Unsolicited advice is clearly never of value, but we mothers often have to give it. Even asked for advice is not often worth the words we utter… Like when Marnika, not sure what stage to call it, during middle school, started planning her school outfits at night. Never wanting to be classified in any clique, she dressed like a hippy girl one day and a Goth the next. But the night we always remember was when she masterfully managed down the staircase with the three-inch platform lace-up boots bought in Haight-Ashbury in San Francisco, black vinyl pants from the local vintage store that she had to lie down to zip, a non-descript tank-top that didn’t cover much, and a blond Marilyn wig…This evening she came into the living room as we sat reading from our Edna St. Vincent Millay collection. She stood straight shouldered and asked, “Too slutty?”
Perhaps because we were stunned we did not answer with a direct statement, but with a chorus of rhetorical bumbling, along the lines of, “Ah, well, what exactly were you shooting for?” Can’t say all our parenting moments were quite so ambiguous or had so much costuming to consider, but we do look back on that night and laugh. Not sure if she left in that outfit the next morning or not, because that part of the memory is lost in swirling time, but somewhere along the way we learned a hard lesson with that one: let her find her own way…eventually we even figured the same could be applied to all three children.
Today as I drove home from a full day at work I scrolled down my favorite contacts list and left a quick voice message for each of my three grown children. Yes, they are grown, all graduated from college and moved away, but still children to me. One did pick up, not that I expected her to mid-work day and all, so I quickly let her to know I loved her, had a good day myself, and was looking forward to our Thanksgiving visit. The two boys got a similar message.

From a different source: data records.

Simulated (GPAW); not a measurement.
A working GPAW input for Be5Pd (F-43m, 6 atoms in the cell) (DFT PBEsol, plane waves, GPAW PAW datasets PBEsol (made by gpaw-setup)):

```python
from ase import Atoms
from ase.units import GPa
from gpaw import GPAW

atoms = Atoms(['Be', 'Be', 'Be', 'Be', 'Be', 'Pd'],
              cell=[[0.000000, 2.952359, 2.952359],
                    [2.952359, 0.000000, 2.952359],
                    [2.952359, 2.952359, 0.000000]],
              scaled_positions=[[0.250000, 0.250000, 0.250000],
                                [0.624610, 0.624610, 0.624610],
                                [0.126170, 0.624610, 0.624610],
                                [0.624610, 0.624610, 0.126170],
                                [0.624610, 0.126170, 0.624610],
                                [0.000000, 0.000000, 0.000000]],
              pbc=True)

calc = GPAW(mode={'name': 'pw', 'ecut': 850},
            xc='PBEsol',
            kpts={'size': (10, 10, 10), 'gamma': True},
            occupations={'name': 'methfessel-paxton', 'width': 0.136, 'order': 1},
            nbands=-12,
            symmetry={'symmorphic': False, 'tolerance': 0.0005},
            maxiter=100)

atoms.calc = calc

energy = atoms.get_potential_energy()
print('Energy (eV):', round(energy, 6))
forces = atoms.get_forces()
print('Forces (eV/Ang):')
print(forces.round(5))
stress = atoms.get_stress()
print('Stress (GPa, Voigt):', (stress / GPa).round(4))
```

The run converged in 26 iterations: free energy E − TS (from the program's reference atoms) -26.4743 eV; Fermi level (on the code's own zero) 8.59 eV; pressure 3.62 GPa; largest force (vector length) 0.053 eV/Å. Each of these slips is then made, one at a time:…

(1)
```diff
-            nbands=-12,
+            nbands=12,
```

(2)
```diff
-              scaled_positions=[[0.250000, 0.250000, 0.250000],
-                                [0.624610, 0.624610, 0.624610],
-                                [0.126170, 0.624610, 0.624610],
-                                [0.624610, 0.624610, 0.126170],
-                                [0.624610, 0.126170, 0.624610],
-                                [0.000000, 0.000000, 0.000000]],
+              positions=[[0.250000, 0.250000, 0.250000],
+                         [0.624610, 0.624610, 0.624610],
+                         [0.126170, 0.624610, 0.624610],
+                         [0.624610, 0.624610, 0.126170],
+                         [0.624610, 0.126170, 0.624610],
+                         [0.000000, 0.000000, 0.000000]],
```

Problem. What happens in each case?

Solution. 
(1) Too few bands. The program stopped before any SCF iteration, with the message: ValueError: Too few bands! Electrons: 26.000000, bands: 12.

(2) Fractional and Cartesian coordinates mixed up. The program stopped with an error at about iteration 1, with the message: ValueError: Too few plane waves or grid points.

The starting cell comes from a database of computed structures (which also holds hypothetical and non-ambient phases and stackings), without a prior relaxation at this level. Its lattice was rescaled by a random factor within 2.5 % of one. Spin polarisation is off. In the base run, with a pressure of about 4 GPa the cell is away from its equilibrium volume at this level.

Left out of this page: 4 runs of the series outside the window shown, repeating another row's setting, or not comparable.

Just let them know they’re loved. No advice if you can help it. Let them know this whenever you can, cause let’s face it, it’s a rough world out there and everyone needs some unconditional love to make it through. For us mothers that comes pretty easily. And while you’re giving them some love, let them know that passion is what will matter at the end of the day, not money, or position, but doing what their passion dictates. You might not want to let them know this if they’re still in middle school spending their evenings plotting their wardrobe, but then again you might. It just might lead them into some crazy career filled with fabric and fashion and fittings…and perhaps, just perhaps loving life.